Build an internet-of-things dashboard with Google Sheets and RStudio Shiny: Tutorial part 2/3
Dec 27, 2015 · 6 minute read · CommentsThis is the second installment of the Shiny + GDocs dashboard tutorial, where we learn how to use a Google Sheet spreadsheet to store data from connected “Internet of Things” data and use Shiny to create a web page to show the data. The first part showed you how to set up a Google Sheet to serve as a data server that accepts POST and GET HTTP requests, as well as how to use pivot tables and filters on the sheets directly. In this section, I’ll walk you through the specific aspects of R that we will wrap in Shiny code. We’ll cover: how to download CSV data from the web, handling date fields, and making various plots with ggplot2. I assume if you are reading tutorial that you already are using R and found the tutorial through a desire to connect to Google Sheets data. If not, I hope this overview will motivate you to learn more R!

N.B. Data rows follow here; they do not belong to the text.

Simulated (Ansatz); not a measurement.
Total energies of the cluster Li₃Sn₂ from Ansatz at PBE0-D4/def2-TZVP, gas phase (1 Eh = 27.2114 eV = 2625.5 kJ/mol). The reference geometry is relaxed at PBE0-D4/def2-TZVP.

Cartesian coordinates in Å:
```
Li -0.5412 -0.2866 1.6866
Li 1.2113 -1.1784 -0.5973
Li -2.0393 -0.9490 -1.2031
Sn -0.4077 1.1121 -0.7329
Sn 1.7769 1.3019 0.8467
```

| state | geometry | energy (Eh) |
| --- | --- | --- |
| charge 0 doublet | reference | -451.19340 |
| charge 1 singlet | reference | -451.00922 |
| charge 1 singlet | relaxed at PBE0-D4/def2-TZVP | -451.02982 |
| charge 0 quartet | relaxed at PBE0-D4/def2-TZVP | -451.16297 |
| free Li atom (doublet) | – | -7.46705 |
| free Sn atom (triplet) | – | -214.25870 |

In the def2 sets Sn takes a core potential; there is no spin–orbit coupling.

If you want to skip to using Shiny, head over to part 3. The finished code files are available on Github: https://github.com/douglas-watson/shiny-gdocs
Chinese translation: https://segmentfault.com/a/1190000004426828
Recommended setup
If you are an experienced R user, you already know what development environment you prefer. Use that one. If not, I recommend RStudio, available for Linux, Mac, and Windows. It has a decent editor (with Vim mode!) and integrates with Shiny. Head over to https://www.rstudio.com/products/rstudio/#Desktop to download it.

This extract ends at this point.